Saturday is a hugely significant day for Cornish sport, writes Matt Friday.
It is potentially so significant that it may well be a day we look back on in years to come as a waymarker in the evolution of our county’s sporting, even cultural, identity.
It might then appear strange to add that Saturday’s significant event is taking place in Colwyn Bay, Wales – some 329 miles from the Tamar Bridge.
That is where you will find the home of North Wales Crusaders, who play host to Cornwall RLFC in what will be the newly-formed professional rugby league team’s first-ever match.
Our county has a long love affair with rugby union – the ‘other’ code – having won the prestigious County Championship six times. We’re still the holders, in fact, having won the most recent tournament in 2019.

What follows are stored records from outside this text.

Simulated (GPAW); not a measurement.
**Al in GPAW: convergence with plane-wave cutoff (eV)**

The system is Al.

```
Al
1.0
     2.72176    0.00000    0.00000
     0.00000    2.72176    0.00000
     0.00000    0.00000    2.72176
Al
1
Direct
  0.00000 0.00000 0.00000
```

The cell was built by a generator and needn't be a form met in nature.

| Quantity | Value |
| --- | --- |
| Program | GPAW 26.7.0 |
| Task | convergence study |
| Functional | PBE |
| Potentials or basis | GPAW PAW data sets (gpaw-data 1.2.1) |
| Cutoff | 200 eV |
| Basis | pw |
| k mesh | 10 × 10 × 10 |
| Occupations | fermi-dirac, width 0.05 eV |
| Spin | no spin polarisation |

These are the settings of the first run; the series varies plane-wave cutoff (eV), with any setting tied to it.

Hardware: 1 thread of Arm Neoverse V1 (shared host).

We have a team in the second tier of the English rugby union pyramid, and another on the cusp of the third tier. We’ve had Cornishmen representing England – we had two in last month’s Six Nations Championship alone.
In contrast, you can write a detailed history of Cornwall’s rugby league heritage on the back of a postage stamp.
But that all changes on Saturday.
Formed at the end of last year after Canadian owner Eric Perez opted to relocate his Ottawa Aces team to the United Kingdom, Cornwall RLFC quickly became the Duchy’s newest professional sporting entity virtually overnight.
Joining the Cornish Pirates rugby union team and the Saint Piran cycling team in becoming a Cornish professional sporting outfit, Cornwall RLFC, or the Choughs, were swiftly accepted into RFL League 1 – the third tier of English rugby league – for the 2022 season, and will play their home games at Penryn RFC’s Memorial Ground.
Cornwall has always tended to have a reputation as a bit of an insular region – happy to stick to our traditional customs and wary of anything new and unfamiliar.
We don’t like it when those emmets clog up ‘our’ A30 in the summer holidays and attract those pesky seagulls by waving their pasties and ice creams around (the trick, incidentally, is to look them in the eye and they’ll soon fly away).
Given rugby league’s own reputation as an insular sport unwilling to widen its horizons far beyond the north west of England, it doesn’t really seem like the two are a match made in heaven.
On the contrary. What better way for Cornwall to throw open its welcoming arms than to roll out the red carpet for a sport previously unheard of in these parts? And where better a place for rugby league to show its desire to widen its horizons across the UK than the furthest county away from the north west?
I’m sure that last sentence isn’t lost on Cornwall RLFC’s ten northern-based opponents, who will have to spend slightly more time on the coach than they are used to.
Always the tourist destination, but on Saturday, Cornwall are the tourists, trying to break new ground in a far-flung corner of the UK.
The squad won’t be heading to north Wales intent on a spot of sightseeing, however. The team will be playing to win, and with one-time Super League Coach of the Year, Neil Kelly, at the helm, you would expect nothing else.
Kelly and his coaching staff have had the unenviable task of building an entire squad from scratch over the last couple of months.
The piece-by-piece creation of virtually the entire club since their formation at the start of November may serve to temper any expectations of a swashbuckling stroll to the League 1 title. Indeed, it may be better to expect less and enjoy the high moments when they do come our way.
Whatever happens on the pitch on Saturday, it will always go down as the day that Cornwall announced itself to a whole new world, and that in itself is to be celebrated and applauded.
The game in north Wales is being live streamed so make sure you tune in. You’ll be witnessing Cornish sporting history – and you may well be watching the start of something rather special.